What You Will Not Find Here

You will find no advertising, no pop-ups, no tweets. Not even photographs, let alone a slide show. Nothing here will be moving fast. It will hardly be moving at all. Visit when you want a break from frenzy.

Sunday, July 29, 2012

Day 25 Outdoors: Sunrise Over Meadow


Saturday morning, July 28, 6:40-7:30 a.m.

Even before sunrise there is a hum of insects in the white clover. Air and sky are clear, with a few tatter-ended clouds low in the eastern sky. There is no breeze to speak of, so only occasionally does a stalk of clover twitch, a Queen Anne’s-lace stem sway, or a few popple leaves give a palsied shake to show that, beneath the stillness, life quietly continues.

To the east, the view separates itself into five distinct bands. Sky with clouds forms the highest layer. Beneath that comes the dark band of the eastern woods, light only coming through at the tops of a few trees, taller and standing above the mass. Orchard forms the third band, not as individual trees but mostly undifferentiated texture, with hints of rows given in darker tones.


Between orchard and foreground grasses is a narrow band of white, the compressed space of meadow dominated at present by white clover and Queen Anne’s-lace. Meadow plants, besides those two, include many grasses, red clover and alfalfa, wild grape, dogwood, evening primrose, goatsbeard, star thistle, St. Johnswort (blossoms going from gold to brown), goldenrod (its blossoming weeks in the future), and common milkweed. All these draw bees, flies, butterflies, and birds, as well as the less obvious mice and voles. Some of the Queen Anne’s-lace plants are over five feet tall. They hold their heads at tipsy angles, like spinning plates of lace balanced on poles by invisible circus performers.

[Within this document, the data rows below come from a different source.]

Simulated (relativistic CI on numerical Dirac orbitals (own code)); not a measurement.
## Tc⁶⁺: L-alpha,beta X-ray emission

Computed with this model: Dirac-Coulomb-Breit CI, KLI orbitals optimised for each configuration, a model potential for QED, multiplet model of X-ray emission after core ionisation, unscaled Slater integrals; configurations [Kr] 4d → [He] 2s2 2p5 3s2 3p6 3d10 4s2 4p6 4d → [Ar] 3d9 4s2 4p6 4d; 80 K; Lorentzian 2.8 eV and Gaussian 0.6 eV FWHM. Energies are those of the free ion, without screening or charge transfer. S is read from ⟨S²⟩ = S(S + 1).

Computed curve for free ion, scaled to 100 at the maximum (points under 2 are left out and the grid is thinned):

Predrawn clarity disappears in what seems only a moment as mist rises from the meadow, obscuring the orchard behind. Then, in another moment, the sun has risen above the woods, and the mist evaporates, leaving behind an expanse of light and color, glistening, sparkling with heavy dew. From all directions come sounds of birds and insects—not disturbing the peace of the morning but accentuating it.

Wednesday, July 11, 2012

Day 24 Outdoors: Starry Night


Tuesday morning, July 10, 3:40-4:40 a.m.

A waning moon, still over half-full, rises over the meadow, giving a cinematic “day-for-night” effect to the landscape. The eastern woods form a dark mass beyond the meadow, but moonlit willows bordering the no-name creek to the north show complicated depths, with light branches reaching out beyond featureless background expanse. There is even the slightest grey-green color to the willows, the moon is that bright.

Overhead are stars—not as many visible as on a moonless night, but still too many to count—and between constellations stream slight, gauzy scarves of the Milky Way. The limitless sky seems a star-pricked, domed vault, fading to a light glow at the rim of the bowl that is the horizon.

A very light breeze drifts gently from the east, as if it blows from the moon itself, cool and sweet. Once the wings of a bird beat by, close, no more than 12 feet from the ground. A single cricket chirps and then falls silent, while from very, very far off, from time to time, a dog barks. More as a feeling than a sound comes some low, mysterious, distant rumbling, like thunder many miles away, but the sky is clear and cloudless and remains so.

When the moon is finally above the farmhouse, the metal roof of the house and barns glow white against the dark of everything else, tilted planes of white seeming to detach and lift up like spaceships into the cool air. With the moon’s ascendancy, the stars fade, those nearer the horizon disappearing entirely.